Re: [PATCH 03 of 10 v2] xen: sched_credit: let the scheduler know about node-affinity

xen-devel.lists.xenproject.org archive mirror
 help / color / mirror / Atom feed

From: George Dunlap <george.dunlap@eu.citrix.com>
To: Dario Faggioli <dario.faggioli@citrix.com>
Cc: Marcus Granado <Marcus.Granado@eu.citrix.com>,
	Dan Magenheimer <dan.magenheimer@oracle.com>,
	Ian Campbell <Ian.Campbell@citrix.com>,
	Anil Madhavapeddy <anil@recoil.org>,
	Andrew Cooper <Andrew.Cooper3@citrix.com>,
	Juergen Gross <juergen.gross@ts.fujitsu.com>,
	Ian Jackson <Ian.Jackson@eu.citrix.com>,
	"xen-devel@lists.xen.org" <xen-devel@lists.xen.org>,
	Jan Beulich <JBeulich@suse.com>,
	Daniel De Graaf <dgdegra@tycho.nsa.gov>,
	Matt Wilson <msw@amazon.com>
Subject: Re: [PATCH 03 of 10 v2] xen: sched_credit: let the scheduler know about node-affinity
Date: Thu, 20 Dec 2012 15:56:39 +0000	[thread overview]
Message-ID: <50D33537.9050802@eu.citrix.com> (raw)
In-Reply-To: <06d2f322a6319d8ba212.1355944039@Solace>

On 19/12/12 19:07, Dario Faggioli wrote:
> As vcpu-affinity tells where VCPUs must run, node-affinity tells
> where they should or, better, prefer. While respecting vcpu-affinity
> remains mandatory, node-affinity is not that strict, it only expresses
> a preference, although honouring it is almost always true that will
> bring significant performances benefit (especially as compared to
> not having any affinity at all).
>
> This change modifies the VCPU load balancing algorithm (for the
> credit scheduler only), introducing a two steps logic.
> During the first step, we use the node-affinity mask. The aim is
> giving precedence to the CPUs where it is known to be preferable
> for the domain to run. If that fails in finding a valid PCPU, the
> node-affinity is just ignored and, in the second step, we fall
> back to using cpu-affinity only.
>
> Signed-off-by: Dario Faggioli <dario.faggioli@citrix.com>

This one has a lot of structural comments; so I'm going to send a couple 
of different mails as I'm going through it, so we can parallize the 
discussion better. :-)

> ---
> Changes from v1:
>   * CPU masks variables moved off from the stack, as requested during
>     review. As per the comments in the code, having them in the private
>     (per-scheduler instance) struct could have been enough, but it would be
>     racy (again, see comments). For that reason, use a global bunch of
>     them of (via per_cpu());
>   * George suggested a different load balancing logic during v1's review. I
>     think he was right and then I changed the old implementation in a way
>     that resembles exactly that. I rewrote most of this patch to introduce
>     a more sensible and effective noda-affinity handling logic.
>
> diff --git a/xen/common/sched_credit.c b/xen/common/sched_credit.c
> --- a/xen/common/sched_credit.c
> +++ b/xen/common/sched_credit.c
> @@ -111,6 +111,33 @@
>
>
>   /*
> + * Node Balancing
> + */
> +#define CSCHED_BALANCE_CPU_AFFINITY     0
> +#define CSCHED_BALANCE_NODE_AFFINITY    1
> +#define CSCHED_BALANCE_LAST CSCHED_BALANCE_NODE_AFFINITY
[snip]
> +#define for_each_csched_balance_step(__step) \
> +    for ( (__step) = CSCHED_BALANCE_LAST; (__step) >= 0; (__step)-- )

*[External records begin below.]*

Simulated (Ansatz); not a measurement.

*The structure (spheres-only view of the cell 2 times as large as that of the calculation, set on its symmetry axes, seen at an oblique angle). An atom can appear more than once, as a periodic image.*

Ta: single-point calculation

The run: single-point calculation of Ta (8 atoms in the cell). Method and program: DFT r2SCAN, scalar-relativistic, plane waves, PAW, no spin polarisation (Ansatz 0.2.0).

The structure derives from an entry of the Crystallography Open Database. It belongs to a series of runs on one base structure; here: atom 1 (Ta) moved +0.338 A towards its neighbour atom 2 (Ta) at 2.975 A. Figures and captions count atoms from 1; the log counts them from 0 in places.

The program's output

Why are we starting at the top and going down?  Is there any good reason 
for it?

Every time you do anything unexpected, you add to the cognitive load of 
the person reading your code, leaving less spare processing power or 
memory for other bits of the code, and increasing (sligthly) the chance 
of making a mistake.  The most natural thing would be for someone to 
expect that the steps start at 0 and go up; just reversing it means it's 
that little bit harder to understand.  When you name it "LAST", it's 
even worse, because that would definitely imply that this step is going 
to be executed last.

So why not just have this be as follows?

for(step=0; step<CSCHED_BALANCE_MAX; step++)

> +
> +/*
> + * Each csched-balance step has to use its own cpumask. This function
> + * determines which one, given the step, and copies it in mask. Notice
> + * that, in case of node-affinity balancing step, it also filters out from
> + * the node-affinity mask the cpus that are not part of vc's cpu-affinity,
> + * as we do not want to end up running a vcpu where it would like, but
> + * is not allowed to!
> + *
> + * As an optimization, if a domain does not have any node-affinity at all
> + * (namely, its node affinity is automatically computed), not only the
> + * computed mask will reflect its vcpu-affinity, but we also return -1 to
> + * let the caller know that he can skip the step or quit the loop (if he
> + * wants).
> + */
> +static int
> +csched_balance_cpumask(const struct vcpu *vc, int step, cpumask_t *mask)
> +{
> +    if ( step == CSCHED_BALANCE_NODE_AFFINITY )
> +    {
> +        struct domain *d = vc->domain;
> +        struct csched_dom *sdom = CSCHED_DOM(d);
> +
> +        cpumask_and(mask, sdom->node_affinity_cpumask, vc->cpu_affinity);
> +
> +        if ( cpumask_full(sdom->node_affinity_cpumask) )
> +            return -1;

There's no optimization in having this comparison done here.  You're not 
reading something from a local variable that you've just calculated.  
But hiding this comparison inside this function, and disguising it as 
"returns -1", does increase the cognitive load on anybody trying to read 
and understand the code -- particularly, as how the return value is used 
is not really clear.

Also, when you use this value, effectively what you're doing is saying, 
"Actually, we just said we were doing the NODE_BALANCE step, but it 
turns out that the results of NODE_BALANCE and CPU_BALANCE will be the 
same, so we're just going to pretend that we've been doing the 
CPU_BALANCE step instead."  (See for example, "balance_step == 
CSCHED_BALANCE_NODE_AFFINITY && !ret" -- why the !ret in this clause?  
Because if !ret then we're not actually doing NODE_AFFINITY now, but 
CPU_AFFINITY.)  Another non-negligible chunk of cognitive load for 
someone reading the code to 1) figure out, and 2) keep in mind as she 
tries to analyze it.

I took a look at all the places which use this return value, and it 
seems like the best thing in each case would just be to have the 
*caller*, before getting into the loop, call 
cpumask_full(sdom->node_affinity_cpumask) and just skip the 
CSCHED_NODE_BALANCE step altogether if it's true.  (Example below.)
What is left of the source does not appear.